To derive the dielectric properties of the soot from these measurement data, the influence of the air content of the porous sample was first removed using the mixing rule determined in [15]. The soot properties could then be derived from the difference between the properties of the soot-loaded samples and the soot-free filter substrate using the second mixing rule described in [15]. To account for the influence of air and cordierite content using the mixing rules, the densities of the filter substrate and the soot must be known. Therefore, the particle volume was measured using a gas pycnometer (Micromeritics AccuPyc 1330). For the cordierite-based filter substrate, a density of 2504 mg/cm³ was determined. Due to the small amount of engine soot available, it was not possible to measure the density of the soot particles. Instead, the particle density of the synthetic soot PrintexU, which was measured to be 1060 kg/m³, was used for the application of the mixing rule for all samples. This is in agreement with the values determined in [36,37,38] for engine soot of the same particle diameter.
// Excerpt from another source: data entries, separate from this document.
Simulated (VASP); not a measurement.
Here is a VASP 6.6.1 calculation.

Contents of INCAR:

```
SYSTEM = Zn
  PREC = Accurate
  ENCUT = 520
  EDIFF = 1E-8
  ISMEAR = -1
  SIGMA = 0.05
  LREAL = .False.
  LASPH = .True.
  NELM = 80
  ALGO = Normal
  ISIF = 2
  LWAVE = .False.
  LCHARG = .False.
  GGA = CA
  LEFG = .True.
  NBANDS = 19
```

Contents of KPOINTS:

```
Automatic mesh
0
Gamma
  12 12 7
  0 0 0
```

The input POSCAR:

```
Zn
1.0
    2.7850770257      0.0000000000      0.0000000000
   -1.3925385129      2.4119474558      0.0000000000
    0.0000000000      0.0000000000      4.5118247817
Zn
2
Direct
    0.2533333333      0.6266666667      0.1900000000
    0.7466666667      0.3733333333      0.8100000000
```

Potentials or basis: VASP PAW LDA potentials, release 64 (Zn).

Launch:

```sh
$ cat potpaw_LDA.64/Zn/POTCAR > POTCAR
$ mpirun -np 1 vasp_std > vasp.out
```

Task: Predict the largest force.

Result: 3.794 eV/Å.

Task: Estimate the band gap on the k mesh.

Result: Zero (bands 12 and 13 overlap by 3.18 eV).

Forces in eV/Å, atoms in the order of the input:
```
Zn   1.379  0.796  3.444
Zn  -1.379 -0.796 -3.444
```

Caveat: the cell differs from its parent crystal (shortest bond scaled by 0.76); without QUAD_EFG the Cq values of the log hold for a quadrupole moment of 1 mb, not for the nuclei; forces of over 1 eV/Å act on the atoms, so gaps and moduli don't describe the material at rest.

3.3. Examination of the Filter Cores on a Lab Test Bench

The filter cores with a diameter of 48 mm were analyzed on a lab test bench. Here, the GPFs could be installed together with the canning already used on the engine test bench. The measurement setup is shown schematically in Figure 3a) and in a photograph in Figure 3b). The cylindrical resonator geometry with a length of 295 mm was defined by the wire screens installed upstream and downstream of the filter. The coaxial antennas required to measure the response of the RF sensor were located in adapter pieces connected to the canning. While the outer conductor was aligned with the inside of the canning, the inner conductor extended 25 mm into the canning. The scattering parameters were recorded using a vector network analyzer (VNA, Anritsu MS46322A, Atsugi, Kanagawa Prefecture, Japan) connected to the antennas. A synthetic exhaust gas flow of 40 L/min with nitrogen as carrier gas could be created via mass flow controllers. A close-to-real-world humidity of up to 10% could be established. Before passing through the GPF, the exhaust gas could be heated to up to 600 °C by an in-line heater. Heat losses through the outer walls of the cannings were reduced by heating elements installed there. This resulted in a maximum temperature gradient of 5 K between the thermocouples located outside of the resonator geometry during stationary operation. Owing to this small difference, the filter temperature T_GPF was defined as the mean value of the temperatures measured by the thermocouples. After the filter, a constant gas flow of 1 l/min was pumped through a Fourier-Transform Infrared spectrometer (FTIR, MKS Multigas 2030) for gas analysis.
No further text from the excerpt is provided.